Solved – Does increasing sample size have any effect on omitted variable bias

biasmultiple regressionregressionsample-size

Say I have a multiple linear regression model, where two of the variables are positively correlated, and I omit one of these variables from the model.

First question – if I increase the sample size, the estimated errors on the parameters would decrease wouldn't they?

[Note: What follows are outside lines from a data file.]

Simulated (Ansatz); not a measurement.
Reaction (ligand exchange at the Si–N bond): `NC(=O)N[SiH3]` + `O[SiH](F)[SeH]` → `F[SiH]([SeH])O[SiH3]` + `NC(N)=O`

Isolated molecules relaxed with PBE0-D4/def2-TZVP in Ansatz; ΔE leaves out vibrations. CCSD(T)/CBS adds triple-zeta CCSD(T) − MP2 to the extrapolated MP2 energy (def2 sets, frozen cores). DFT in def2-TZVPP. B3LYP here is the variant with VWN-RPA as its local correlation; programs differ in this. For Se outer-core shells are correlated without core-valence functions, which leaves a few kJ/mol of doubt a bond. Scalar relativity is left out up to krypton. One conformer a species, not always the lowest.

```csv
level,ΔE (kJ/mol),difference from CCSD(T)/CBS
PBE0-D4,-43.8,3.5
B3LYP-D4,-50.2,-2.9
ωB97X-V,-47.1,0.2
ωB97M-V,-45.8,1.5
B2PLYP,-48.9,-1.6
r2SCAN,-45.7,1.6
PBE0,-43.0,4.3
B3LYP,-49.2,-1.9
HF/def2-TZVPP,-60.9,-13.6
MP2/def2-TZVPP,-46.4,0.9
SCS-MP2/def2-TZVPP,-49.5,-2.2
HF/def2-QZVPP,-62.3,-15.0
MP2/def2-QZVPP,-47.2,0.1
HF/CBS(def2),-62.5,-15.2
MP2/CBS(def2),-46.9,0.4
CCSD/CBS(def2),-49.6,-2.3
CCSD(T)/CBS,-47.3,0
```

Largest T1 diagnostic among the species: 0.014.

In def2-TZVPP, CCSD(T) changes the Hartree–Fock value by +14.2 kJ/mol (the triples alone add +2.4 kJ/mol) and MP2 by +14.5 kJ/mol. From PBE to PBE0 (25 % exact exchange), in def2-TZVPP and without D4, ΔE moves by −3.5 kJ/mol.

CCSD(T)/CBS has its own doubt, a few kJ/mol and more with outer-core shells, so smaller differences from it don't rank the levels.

Second question – would increasing the sample size have any effect on the bias of the coefficient? I am thinking that it would have no effect, but I am not sure? (Also, am I right in saying that the bias would have the same sign as the coefficient of the omitted variable?)

Best Answer

You are correct on both accounts, but omitting the variable is still a very bad idea. Increasing your sample size is not going to 'fix' omitted variable bias. Consider the semi-classic example of drowning deaths and temperature (because people go to swimming pools when it's warm but not when it's cold).

We estimate one model:

$$ drowning.deaths = \alpha + \beta_1 temperature + \epsilon $$

We estimate a second model:

$$ drowning.deaths = \alpha + \beta_1 temperature + \beta_2 pool.in.area + \epsilon $$

If we increase our sample size for the first model, yes, we will reduce our standard errors, but absolutely our model will still suffer from omitted variable bias. Theory first! Remember that models like this are for hypothesis testing, and the 'best fit' model isn't always the correct model. No matter how small your standard errors are, and no matter how big your sample size is, if you've modeled it wrong, your results are not going to give you the 'right story.'

In the case of swimming pools, say you have 50 communities with swimming pools, and 50 communities without swimming pools, our first model is going to underestimate the relationship between drowning deaths and temperature-given-swimming-pool and overestimate the relationship between drowning deaths and temperature-given-no-swimming-pool. Thus, missing a really important piece of the puzzle (interaction in this specific hypothetical a plus).

If you really wanted to demonstrate a strong relationship between $drowning.deaths$ and $temperature$ (depending on the number of communities that had a pool), you could drop $pool.in.area$, and $\beta_1$ might be larger. But, that would be very bad science if you also knew there was a relationship between $drowning.deaths$ and $pool.in.area$.

In general, if a variable is plausibly related to your outcome, include it in your model. With maybe a few exceptions: some instrumental variable considerations (which are beyond the scope of this question) or severe multicollinearity between the predictor and the outcome.

On the sign of the omitted variable bias - that depends on some other factors, including both the relationship between the omitted variable and the outcome, and relationship between the omitted variable and other covariates. It could go either way.

To conclude, in a summary of a summary: increasing the sample size will not solve this problem, and you should include the variable unless there are other very compelling reasons not to.